I think the process of asking who we are is largely a process of boiling things down to our core, our deepest selves. One thing many people seem to struggle with is associating who they are inseparably with what has happened in the past (perhaps something tragic, shameful, regretful), or what job they have, or how they are perceived socially.. so it's easy to understand why we are encouraged to look past those elements of our lives in order to see who we are beyond those often unstable contexts.
Something I read recently stopped my mind in its tracks. It said that we are more than our history (which I have heard dozens of times) but also that we are more than our egos, our fears, our expectations, or even how we feel from day to day. Though this may not sound novel, it struck me. I've known that I needn't be defined by my job or education or by others' perceptions of me, but I've unwittingly been tethering my identity to other unnecessary weights. That I haven't accomplished as much as I would've liked by now, that I can be fearful, self-critical, pessimistic, over-analytical... I've been assuming these things were not just occasional descriptors, but that they actually were me. As a result, I've been functioning (minimally on some days) under the notion that I am only as good or as capable as these kinds of qualities. But considering the possibility that I may, in fact, be quite distinct from these things, is a bit jarring (in the best kind of way).

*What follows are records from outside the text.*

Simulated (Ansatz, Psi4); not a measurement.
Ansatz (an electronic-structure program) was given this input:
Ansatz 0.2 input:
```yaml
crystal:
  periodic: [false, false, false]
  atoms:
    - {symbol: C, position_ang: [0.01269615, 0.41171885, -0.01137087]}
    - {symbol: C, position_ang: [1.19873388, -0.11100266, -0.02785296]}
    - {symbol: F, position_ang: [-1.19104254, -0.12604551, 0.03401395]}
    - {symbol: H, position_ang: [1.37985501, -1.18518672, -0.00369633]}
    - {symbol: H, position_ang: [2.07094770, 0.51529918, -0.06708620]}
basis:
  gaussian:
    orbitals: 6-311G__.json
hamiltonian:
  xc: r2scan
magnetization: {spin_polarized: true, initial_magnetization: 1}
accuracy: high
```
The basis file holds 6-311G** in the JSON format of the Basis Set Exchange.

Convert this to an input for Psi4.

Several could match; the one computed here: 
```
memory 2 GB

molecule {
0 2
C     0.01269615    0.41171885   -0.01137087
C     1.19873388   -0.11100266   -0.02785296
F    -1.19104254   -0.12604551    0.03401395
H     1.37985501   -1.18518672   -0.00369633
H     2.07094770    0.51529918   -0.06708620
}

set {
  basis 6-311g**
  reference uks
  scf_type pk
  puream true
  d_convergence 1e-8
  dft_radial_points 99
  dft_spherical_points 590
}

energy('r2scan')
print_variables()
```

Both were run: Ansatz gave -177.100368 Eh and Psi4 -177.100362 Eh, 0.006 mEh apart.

Of course my behavior and choices greatly impact my story, but they are not necessarily accurate reflections of who I am. How peculiar that the things I've often defined myself are in fact the oppressors of my true self.
So this begs the question: beyond those oppressors, who the hell am I?
The things I know for sure are few and simple, like:
I am a thinker and a writer.
I crave and seek restoration, of things tangible and intangible.
I need to live with a sense of meaning, and for something bigger than myself.
..but I suppose that's how the answer should be, brief and simple.
In the spirit of finding and cultivating our true selves as we cut through the dense fog of oppressive forces great or small, I think of the quote by Maggie Kuhn, "Speak the truth, even if your voice shakes." May we live our truth as best we can, despite everything in life that says we shouldn't or can't.